How to Choose Hardware for Data Storage

How to choose Hardware for data storage

A guide to the complexity of hardware choices

The first problem faced by anyone looking to buy an IT product, be it hardware or software, are the number of choices — it can be paralysing. This is a primary reason for the existence of Apple. However, for businesses looking to implement enterprise-level IT solutions on a budget, there is no way to sidestep learning something about the technology on offer.

Data-storage is no exception to the choice paradox. Is Flash storage appropriate for all of your data? Should you stick to traditional hard-drives? What about Cloud/hybrid-Cloud services? Do you want DAS or SAN or NAS? What is RAID? What is iSCSI and Fibre Channel? Does any of this matter? Do different services provide meaningfully different interfaces or quality levels?

There are a host of vendors that will help you make the right choice. However, a little bit of information can start you headed in the right direction and save you money. This article will introduce you to the basics of hardware choices when it comes to your data storage network. We will compare flash to traditional hard drives and talk about the basic RAID options for SSD or HDD configurations.   

Making the Right Hardware Choice: Flash vs. SSD vs. HDD

The basics of physical drives

HDD [Hard Disk Drive]

HDD is the traditional computer storage unit — a spinning magnetic disk and mechanical read/write head. It is slower to boot and slower to use than SSD. However, HDD is a cheap and proven technology. A major benefit over SSD is that HDD suffers no inherent deterioration through rewriting data.

Physicality and fragmentation are the two fundamental issues with HDD. Because files are stored on a rotating surface, HDDs work best when files are written in a contiguous block. This can become impossible as the drive begins to fill up. Read/write algorithms have helped minimise this problem. However, HDDs tethering to physical movements inherently limits its capability.

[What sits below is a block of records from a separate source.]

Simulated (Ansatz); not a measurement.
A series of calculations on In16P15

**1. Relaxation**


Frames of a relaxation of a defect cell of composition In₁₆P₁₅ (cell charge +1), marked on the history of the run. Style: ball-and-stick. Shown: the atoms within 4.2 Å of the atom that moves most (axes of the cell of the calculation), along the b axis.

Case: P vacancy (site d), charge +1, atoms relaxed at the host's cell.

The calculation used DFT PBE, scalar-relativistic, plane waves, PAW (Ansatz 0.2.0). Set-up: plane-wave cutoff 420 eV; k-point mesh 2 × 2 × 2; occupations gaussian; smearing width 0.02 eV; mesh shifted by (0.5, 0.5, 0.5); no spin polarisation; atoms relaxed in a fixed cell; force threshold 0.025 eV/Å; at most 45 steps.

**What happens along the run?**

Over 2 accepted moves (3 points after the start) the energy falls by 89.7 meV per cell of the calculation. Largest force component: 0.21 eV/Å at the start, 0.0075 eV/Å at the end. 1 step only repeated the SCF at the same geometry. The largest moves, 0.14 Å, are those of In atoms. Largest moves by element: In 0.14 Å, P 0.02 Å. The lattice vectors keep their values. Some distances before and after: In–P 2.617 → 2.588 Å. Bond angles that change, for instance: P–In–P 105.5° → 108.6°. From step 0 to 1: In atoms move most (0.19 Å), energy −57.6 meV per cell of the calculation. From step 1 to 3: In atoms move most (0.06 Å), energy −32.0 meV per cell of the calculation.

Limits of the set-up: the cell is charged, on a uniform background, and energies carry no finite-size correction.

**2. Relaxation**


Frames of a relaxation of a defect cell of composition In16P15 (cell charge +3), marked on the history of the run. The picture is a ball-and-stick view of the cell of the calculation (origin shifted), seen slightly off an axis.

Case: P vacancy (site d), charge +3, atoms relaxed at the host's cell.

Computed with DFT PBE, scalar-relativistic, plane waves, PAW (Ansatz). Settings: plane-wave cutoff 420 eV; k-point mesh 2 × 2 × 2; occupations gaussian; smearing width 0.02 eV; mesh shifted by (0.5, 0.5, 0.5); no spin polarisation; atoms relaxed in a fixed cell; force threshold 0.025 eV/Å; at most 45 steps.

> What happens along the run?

The mechanical nature of HDDs also exposes them to failure through simply breaking, and make them more susceptible to physical damage. This increases the likelihood of an unexpected failure.   

SSD [Solid State Drive] and Flash

SSD technically refers to any storage device without moving parts. Flash is SSD, but not all SSD is Flash. Generically, SSD has come to reference Flash hard disks. People are most familiar with Flash USB drives. However, Flash runs your phone, along with a growing number of laptops and enterprise storage arrays. The main benefits of Flash are its speed and size.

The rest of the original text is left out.